Closer to home, some English counties (including Staffordshire) suffered three times their average rainfall in September, according to the Met Office. Flooding in the south of the Moorlands made the local news; across the country the changing weather patterns have slashed farm yields, eroded soils and flooded fields.

With the second worst harvest on record, around £1bn of food production was lost.

Weather is complex, of course, and there are some special factors at play (the world is still in the wetter part of the El Nino/La Nina cycle). But there are some simple underlying figures. For every one degree rise in temperature, the atmosphere can hold 7% more moisture.

According to the internationally respected World Weather Attribution group, the exceptional UK rainfall from October 2023 to March 2024 was made four times more likely by climate change (and 20% heavier).

Ultimately, the only way to prevent these weather patterns becoming even more severe is to stop the pace of global warming – climate mitigation – but as these events show, climate change is already here.

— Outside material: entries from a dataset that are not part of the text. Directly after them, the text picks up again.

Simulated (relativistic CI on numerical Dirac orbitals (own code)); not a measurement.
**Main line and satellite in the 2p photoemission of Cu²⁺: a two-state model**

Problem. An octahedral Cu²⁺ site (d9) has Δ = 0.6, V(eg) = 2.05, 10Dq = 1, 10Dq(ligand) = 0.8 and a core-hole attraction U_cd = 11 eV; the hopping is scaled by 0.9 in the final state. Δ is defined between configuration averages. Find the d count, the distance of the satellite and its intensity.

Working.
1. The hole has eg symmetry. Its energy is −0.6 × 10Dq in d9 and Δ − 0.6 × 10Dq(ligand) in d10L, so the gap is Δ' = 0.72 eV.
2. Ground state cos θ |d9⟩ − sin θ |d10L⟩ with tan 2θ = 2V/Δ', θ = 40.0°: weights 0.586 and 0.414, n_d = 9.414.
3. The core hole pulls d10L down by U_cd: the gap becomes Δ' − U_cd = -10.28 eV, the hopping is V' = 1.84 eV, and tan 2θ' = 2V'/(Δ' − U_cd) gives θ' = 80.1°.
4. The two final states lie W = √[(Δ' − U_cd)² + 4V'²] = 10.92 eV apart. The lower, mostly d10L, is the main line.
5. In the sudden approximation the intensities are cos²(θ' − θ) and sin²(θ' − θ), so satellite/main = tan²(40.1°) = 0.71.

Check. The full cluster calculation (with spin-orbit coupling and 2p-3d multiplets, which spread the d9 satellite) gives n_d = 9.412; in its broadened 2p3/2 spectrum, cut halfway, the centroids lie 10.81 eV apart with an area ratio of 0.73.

That’s why adaption – making people and places more resilient to the effects of climate change are – has steadily crept up the agenda.

The UK's National Adaptation Strategy focuses on increasing the resilience of infrastructure to increasing temperature extremes, investment in the natural environment and shifts in crops and agriculture, changes that will need to be made to the built environment to protect public health and cope with shifts in business practices.

Wider cross-cutting risks include impacts and adaptations required for supply chains, trade and finance.

Unsurprisingly, the March 2024 report by the Climate Change Commission found the last government’s strategy fell far short of what was required.

“The evidence of the damage from climate change has never been clearer, but the UK’s current approach to adaptation is not working,” said Baroness Brown, Chair of the Adaptation Committee.

With services threatened by extreme weather, local authorities should be at the frontline of adaptation, but it is no secret that in the past officers have struggled to get members to take this as seriously as mitigation. It was only in September 2023 that Staffordshire County Council adopted an Adaptation Strategy. This was informed by a ground-breaking piece of work by Sustainability West Midlands. They have gone on to produce an adaption template for the NHS and small and medium-sized businesses in the area.

While council action on adaption is primarily at the county level (the County is the lead local Flood Authority), districts and boroughs are affected too.

The Staffordshire Moorlands Climate Action Plan includes references to the need to adapt to climate change that is already happening but it is fair to say that until now far less emphasis has been placed on this than on the push to reduce emissions.

Adaption will be a key focus next year in the reshaping of Part 2 of the Climate Action Plan, and building in resilience to climate change will for the first time be an important element of the review of the Local Plan (which shapes housing and other development in the district for the next five years).

Severn Trent Water have already agreed to come to the Moorlands to discuss their investment plans, which are likely to include more investment in areas such as the Tean Valley, as well as a major project to transfer raw water from Carsington reservoir to Tittesworth, in part to compensate for the Environment Agency’s removal of water-table damaging abstraction licenses in the Moorlands.

But the focus on water management is increasingly turning away from reliance on high-spec engineering solutions to ones that go with Nature’s flow, as it were. Severn Trent are pioneering a sustainable drainage scheme in Mansfield, which may have lessons for the future here.